Bunny Chow in South Africa
Curry can be traced back from to times in this area. The history starts in the mid-1600s with the Dutch East India Company, which at that time were facilitating trade between Europe and Southeast Asia. During this period they brought labors from India, Madagascar and Indonesia, which contributed to a new style of cooking.
Then the story continues with the British Empire which took over the Cape and brought thousands of Indians to work in plantations. One of the most loved dishes is the Durban curry, that is often made with lamb, chicken crab and fish.
The famous “bunny chow” is also another famous dish in this country, it is a bread bowl filled with curry stew. This dish was created by the Indian population of Durban, at the time they were working in sugarcane fields and since there were no shops around, they had to carry their lunch to work. Therefore this dish was evolved due to necessity. In addition to lamb, the curry is also made with goat, beef or chicken.
Last year in 2020 the winner of the “14th annual Coca Cola Bunny Chow Barometer Challenge” was the authentic Indian restaurant “Jeera`s” with head chef Prenolan Naidoo. Their dishes are prepared with fresh ingredients and the chef’s signature blend of spices.
· 6 large cloves peeled garlic
· One 3-inch piece peeled fresh ginger
· 1⁄4 cup plus 2 Tbsp. canola or olive oil
· 2 large white onions, chopped (about 3 cups)
· 4 bay leaves
· 2 small cinnamon sticks
· 1 tbsp. ground turmeric
· 1⁄4 cup plus 1 Tbsp. garam masala
· 3 medium tomatoes, chopped (2 cups)
· 2 1⁄4 lb. boneless mutton or lamb shoulder, cut into 1-inch cubes
· 2 tbsp. kosher salt
· 3 medium russet potatoes (1 3/4 lb.), peeled and cut into 1-inch cubes
· Leaves from 12 sprigs fresh cilantro
· One 1-pound loaf unsliced white bread, cut crosswise into quarters
1. In a small food processor or mortar and pestle, add the garlic and ginger and pulse or pound until a paste forms. Set aside.

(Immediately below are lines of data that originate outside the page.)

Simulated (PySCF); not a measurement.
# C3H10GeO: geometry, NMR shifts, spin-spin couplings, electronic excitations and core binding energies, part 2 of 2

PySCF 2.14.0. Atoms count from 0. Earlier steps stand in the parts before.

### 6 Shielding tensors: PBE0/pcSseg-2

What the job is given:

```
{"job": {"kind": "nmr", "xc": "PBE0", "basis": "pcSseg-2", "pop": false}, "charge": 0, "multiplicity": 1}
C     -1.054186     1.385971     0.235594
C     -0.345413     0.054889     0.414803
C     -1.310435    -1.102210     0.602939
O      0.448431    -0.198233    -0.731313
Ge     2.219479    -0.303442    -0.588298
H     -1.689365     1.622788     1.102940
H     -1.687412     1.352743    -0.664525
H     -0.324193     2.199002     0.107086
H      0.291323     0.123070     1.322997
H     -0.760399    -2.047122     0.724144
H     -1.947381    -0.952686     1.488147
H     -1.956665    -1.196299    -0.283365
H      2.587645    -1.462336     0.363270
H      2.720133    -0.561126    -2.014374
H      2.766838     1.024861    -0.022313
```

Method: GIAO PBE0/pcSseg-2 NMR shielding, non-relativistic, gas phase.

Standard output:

2. In a large (8-quart) Dutch oven or heavy-bottomed pot, heat the oil over medium heat until it shimmers. Add the onions, bay leaves, cinnamon sticks, and turmeric and cook, stirring occasionally, until the onions are softened, about 5 minutes. Stir in the garam masala and 1⁄4 cup of the garlic-ginger paste (reserve any remaining paste for another use); cook for a few seconds, stirring to prevent the spices from burning. Add the tomatoes and bring to a simmer; let cook for 5 minutes. Add the mutton and salt, stirring to coat the meat in the sauce and distribute the seasoning. Simmer, stirring occasionally, 15 minutes. Stir in the potatoes and 2 cups water; bring to a boil, then reduce to a simmer. Cook, uncovered, until the meat is tender and potatoes are soft, about 40 minutes.
3. To serve, cut out most of the center of each bread quarter and reserve it whole, making sure to leave some bread at the base of each. Divide among 4 plates and fill the bread bowls with the curry mixture. Garnish with the cilantro, and top or serve with the reserved bread pieces.